While locally-produced editions of Today Tonight have included local stories,  ACA has had limited content from Adelaide and Perth. There are also challenges in hosting an evening show on location when a 3 hour time difference impacts on daylight.

“We need to do more Perth content, we know that. We’ve tried it in the past, we’ve had Perth bureaus in the past. Now we own the station it’s not going to be as hard to do that,” she says.

“You can’t be going to air when it’s dark here. It was also a challenge when we were doing the Today show of course. We were constantly being asked by our Perth viewers ‘Can you come over here?’ but we’d practically have to be on air after midnight!

“It’s not like (Perth) priorities are very different to people in Tasmania, Ipswich or Hopper’s Crossing. You just have to let them know you’ve got their backs and I think we haven’t been as active over there because we haven’t had as much control, but now we do.”

While ACA is enjoying the lift, it follows changes by Today Tonight to their East Coast presentation with Sharyn Ghidella in Brisbane and Helen Kapalos fronting Melbourne and Sydney editions.

“I’m not going to get into the business of analysing what our opposition did right or wrong. It’s not a time to be high-handed or to gloat. We feel really gratified with the year we’ve had. We think we’ve earned it and we’re enjoying it but at the same time we’ve got several more weeks until the end of the ratings year, so we’re not going to drop the ball,” Grimshaw promises.

TT‘s Helen Kapalos has copped more than her share of media attention, especially for a widely-publicised series of mistakes in June. If news anchors are always at the forefront of audience criticism, how did Grimshaw feel at the time her opposition was coming under fire?

“Helen worked on A Current Affair as a reporter and I’ve known her for quite some time. But I don’t think I should be the kind of person to call her up during all of that. If you take on a job like this you can’t have a glass jaw. You’ve got to have pretty broad shoulders and a teflon hide,” she insists.

“You can’t define yourself by what the media say about you. I’ve had plenty of people take potshots at me over the years and plenty more will line up to do so in the future. You have to know your strengths and weaknesses and not define yourself by whether or not a newspaper has made you their sport of the day. If you make a mistake then you learn from it.

“The truth is the person who hosts the show is the tallest poppy around. We cop the heat, we cop the attention, we sometimes cop the kudos and that’s a nice thing too. But it usually becomes about the person who’s hosting the show no matter what we do.

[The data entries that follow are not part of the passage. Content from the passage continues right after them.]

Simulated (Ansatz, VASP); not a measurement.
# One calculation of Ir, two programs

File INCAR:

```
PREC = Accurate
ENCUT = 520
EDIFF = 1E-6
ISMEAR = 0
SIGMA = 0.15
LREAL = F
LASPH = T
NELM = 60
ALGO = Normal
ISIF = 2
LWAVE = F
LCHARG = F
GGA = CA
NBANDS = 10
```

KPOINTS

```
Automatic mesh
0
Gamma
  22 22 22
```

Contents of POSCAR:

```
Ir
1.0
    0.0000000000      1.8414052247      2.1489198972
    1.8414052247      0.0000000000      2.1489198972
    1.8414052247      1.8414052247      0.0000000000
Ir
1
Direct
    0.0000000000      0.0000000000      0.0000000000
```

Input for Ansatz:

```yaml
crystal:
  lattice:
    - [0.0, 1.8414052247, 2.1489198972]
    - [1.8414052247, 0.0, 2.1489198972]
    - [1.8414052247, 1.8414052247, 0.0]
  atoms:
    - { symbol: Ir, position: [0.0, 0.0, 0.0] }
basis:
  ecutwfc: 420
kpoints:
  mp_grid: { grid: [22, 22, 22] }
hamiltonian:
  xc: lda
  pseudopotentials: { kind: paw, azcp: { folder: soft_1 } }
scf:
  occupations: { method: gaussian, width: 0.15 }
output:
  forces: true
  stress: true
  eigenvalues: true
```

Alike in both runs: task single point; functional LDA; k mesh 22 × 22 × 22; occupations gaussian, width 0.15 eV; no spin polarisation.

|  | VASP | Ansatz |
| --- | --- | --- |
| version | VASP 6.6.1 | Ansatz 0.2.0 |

“Helen’s a pretty tough cookie. She’s not a kid, she’s been around, she knows the way it works. I’d be confident she’d be ok.”

Indeed, being in the media spotlight attention also turns to one’s private life. While Grimshaw is considered a gun at interviews, she is far more discerning about giving them. She readily admits to fiercely protecting her privacy.

“It’s not like I’m a closed book. I think people have a sense of what I do in my private life. But it’s interesting, people use the words ‘private life’ and what they usually mean is ‘Who are you going out with?’ I’ve never talked about who I’m going out with,” she says.

“Beyond who I’m going out with I think people have a pretty clear sense of who I am. They know which city I live in, they know what’s been going on. I think I was fairly open about when I lost my mother. I think that’s pretty big stuff to share with the world. So I hardly think I lock everybody out of what’s going on in my personal life. But I’ve never felt like I have to tell everyone about who I’m going out with and I’m never going to change. In every way I think that’s worked for me.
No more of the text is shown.